The Field in Action: When Consciousness Moves Matter and Ideas Move Through Time
Three extraordinary phenomena reveal the Field at work:
Baby chicks influencing random machines, breakthrough ideas emerging simultaneously across the globe, and monkey colonies learning behaviors across impossible distances. What do these tell us about the nature of intelligence itself?
Sometimes the most profound truths about reality hide in the most unlikely places.
In a laboratory in France, baby chicks somehow influenced the movement of random machines through nothing more than their desire to be close to what they'd imprinted on.
In research labs and inventors' workshops worldwide, the same breakthrough ideas emerge simultaneously in different minds, as if certain discoveries become "available" when the time is right.

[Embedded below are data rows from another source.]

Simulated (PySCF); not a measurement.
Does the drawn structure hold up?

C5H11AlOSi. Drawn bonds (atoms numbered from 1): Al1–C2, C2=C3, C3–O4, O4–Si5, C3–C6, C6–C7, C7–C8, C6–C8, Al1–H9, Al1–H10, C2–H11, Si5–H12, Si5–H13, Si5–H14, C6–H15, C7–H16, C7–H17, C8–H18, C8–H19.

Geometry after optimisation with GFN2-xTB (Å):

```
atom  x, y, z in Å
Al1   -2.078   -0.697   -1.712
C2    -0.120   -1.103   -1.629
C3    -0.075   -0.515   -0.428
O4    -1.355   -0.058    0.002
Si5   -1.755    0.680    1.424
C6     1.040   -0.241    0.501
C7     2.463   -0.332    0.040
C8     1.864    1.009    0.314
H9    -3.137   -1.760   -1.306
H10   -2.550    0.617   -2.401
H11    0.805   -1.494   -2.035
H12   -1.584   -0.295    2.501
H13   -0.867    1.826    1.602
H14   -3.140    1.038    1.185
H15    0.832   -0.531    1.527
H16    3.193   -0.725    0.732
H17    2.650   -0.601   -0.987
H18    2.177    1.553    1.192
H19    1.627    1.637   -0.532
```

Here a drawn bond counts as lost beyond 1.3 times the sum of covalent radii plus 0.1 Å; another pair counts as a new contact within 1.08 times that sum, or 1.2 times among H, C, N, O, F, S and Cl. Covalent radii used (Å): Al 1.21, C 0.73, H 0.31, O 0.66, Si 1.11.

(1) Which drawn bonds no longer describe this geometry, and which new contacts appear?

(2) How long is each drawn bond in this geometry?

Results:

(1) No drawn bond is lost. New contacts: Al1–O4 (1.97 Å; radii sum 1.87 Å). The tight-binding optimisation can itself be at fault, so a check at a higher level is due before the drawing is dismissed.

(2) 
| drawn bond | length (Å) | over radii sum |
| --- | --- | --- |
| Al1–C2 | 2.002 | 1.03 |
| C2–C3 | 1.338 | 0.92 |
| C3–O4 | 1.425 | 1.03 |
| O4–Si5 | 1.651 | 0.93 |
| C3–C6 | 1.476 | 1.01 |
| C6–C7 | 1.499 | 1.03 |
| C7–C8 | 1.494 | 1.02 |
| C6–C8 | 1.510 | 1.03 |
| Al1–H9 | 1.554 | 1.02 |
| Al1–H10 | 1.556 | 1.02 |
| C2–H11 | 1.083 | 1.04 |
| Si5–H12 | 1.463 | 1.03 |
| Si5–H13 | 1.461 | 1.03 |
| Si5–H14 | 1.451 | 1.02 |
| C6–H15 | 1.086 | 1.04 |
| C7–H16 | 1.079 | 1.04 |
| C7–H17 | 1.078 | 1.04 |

On separate islands in Japan, isolated groups of monkeys spontaneously developed identical behaviors with no physical contact between populations.
These aren't anomalies to be explained away. They're direct evidence of the Field in action, demonstrations that consciousness, intention, and information operate according to principles far more mysterious and interconnected than our materialist worldview suggests.
The Baby Chicks That Moved Machines
In the 1980s, French researcher René Peoc'h conducted a series of experiments that, according to conventional physics, should have been impossible.
He took newly hatched chicks and allowed them to imprint on a small robot that moved randomly around a table, controlled by a true random event generator (REG). To the chicks, this robot became "mother."
Then came the extraordinary part.
When the chicks were placed in a cage at one end of the table, the "random" robot began spending significantly more time near them than probability would predict. The supposedly random movements were no longer random; they were biased toward the area where the chicks' attention and emotional attachment were focused.
The chicks weren't doing anything physical. They were just wanting, attending, and longing for closeness to their imprinted "mother."
And somehow, this pure intention influenced a mechanical system that should have been immune to such effects.
When Peoc'h placed the chicks in a dark box so they couldn't see the robot, the effect disappeared. Nothing happened when he used adult animals that hadn't been imprinted on the robot. The effect required both emotional connection and conscious attention.
The Monkeys That Learned Across Water
Meanwhile, in the 1950s, Japanese researchers studying macaque monkeys on Koshima Island documented something equally extraordinary.
A young female monkey named Imo began washing sweet potatoes in the ocean before eating them, removing sand and adding a salty flavor. This was unprecedented behavior for her species.
Gradually, other monkeys in her troop learned the behavior through direct observation and imitation. This part wasn't surprising, social learning is well-documented in primates.
But then something impossible happened.
Monkeys on other islands, with no physical contact with Imo's group, spontaneously began exhibiting the same potato-washing behavior.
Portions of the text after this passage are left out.